Interrupt and resuming ghostferry-copydbΒΆ

Note that this is a new and experimental feature. Please ensure you test it thoroughly in your environment to ensure there are no data loss. See the bottom of this page for important information on caveats of using this feature.

To enable state dumps of Ghostferry on panic (and thus interrupt & resume), the configuration given to copydb must have the entry "DumpStateOnSignal": true. Once this is configured, any time the process panics, which can be caused by both SIGTERM/SIGINT or due to an error within Ghostferry, the run state will be dumped to stdout with JSON. An example of this can be seen below:

{
  "GhostferryVersion": "1.1.0+20190311205252+88a1c5c",
  "LastKnownTableSchemaCache": {
    "abc.table1": {
      "Schema": "abc",
      "Name": "table1",
      "Columns": [
        {
          "Name": "id",
          "Type": 1,
          "Collation": "",
          "RawType": "bigint(20)",
          "IsAuto": true,
          "IsUnsigned": false,
          "EnumValues": null,
          "SetValues": null
        },
        {
          "Name": "data",
          "Type": 5,
          "Collation": "utf8mb4_unicode_ci",
          "RawType": "varchar(16)",
          "IsAuto": false,
          "IsUnsigned": false,
          "EnumValues": null,
          "SetValues": null
        }
      ],
      "Indexes": [
        {
          "Name": "PRIMARY",
          "Columns": [
            "id"
          ],
          "Cardinality": [
            1
          ]
        }
      ],
      "PKColumns": [
        0
      ],
      "UnsignedColumns": null
    }
  },
  "CurrentStage": "COPY",
  "CopyStage": {
    "LastProcessedBinlogPosition": {
      "Name": "mysql-bin.000008",
      "Pos": 193989
    },
    "LastSuccessfulPaginationKeys": {
      "abc.table1": 200
    },
    "CompletedTables": {}
  },
  "VerifierStage": null
}

To resume, you first need to save this JSON into a file. Alternatively, you could pipe the stdout of ghostferry-copydb directly into a file via:

$ ghostferry-copydb -verbose conf.json >state-dump.json 2>ghostferry.log

Theoretically, ghostferry-copydb should write only the state dump json into stdout and all logs in stderr. However, check the files to make sure this is true. If not, file a bug report.

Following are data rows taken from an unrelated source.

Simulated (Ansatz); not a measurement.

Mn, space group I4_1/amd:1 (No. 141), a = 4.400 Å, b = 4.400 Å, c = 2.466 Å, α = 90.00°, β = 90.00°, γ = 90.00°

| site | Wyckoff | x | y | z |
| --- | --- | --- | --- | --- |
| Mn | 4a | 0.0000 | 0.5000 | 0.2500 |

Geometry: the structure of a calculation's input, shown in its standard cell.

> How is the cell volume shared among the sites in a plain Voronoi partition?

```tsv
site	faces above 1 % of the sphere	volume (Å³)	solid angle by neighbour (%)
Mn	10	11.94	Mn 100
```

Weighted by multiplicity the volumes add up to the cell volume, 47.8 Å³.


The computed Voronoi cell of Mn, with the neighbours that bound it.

To resume, pass state-dump.json as a flag back to ghostferry-copydb:

$ ghostferry-copydb -verbose -resumestate state-dump.json conf.json

Note: if you interrupt Ghostferry for a period of time longer than your binlog retention time, you will not be able to resume Ghostferry. Ensure that the binlog at the position recorded in the state dump is available when resuming Ghostferry.

Some other considerations/notes:

  • While Ghostferry will dump the state when it encounters an unrecoverable error (such as a network issue to the databases), the only tested use case for now is due to an interrupt with SIGTERM/SIGINT.
    • Errored runs should be theoretically safe to resume, but this is not validated in any form. If you resume an errored run, it is recommended to validate the correctness of the data using the CHECKSUM TABLE verifier.
    • As the project develops, we want to validate the safety of resuming errored runs.
    • To test resuming errored runs further, see Testing Ghostferry with Production Data.
  • Verifiers are not resumable, including the IterativeVerifier. This may change in the future.
  • While we are confident the algorithm is correct, this is still a highly experimental feature. USE AT YOUR OWN RISK.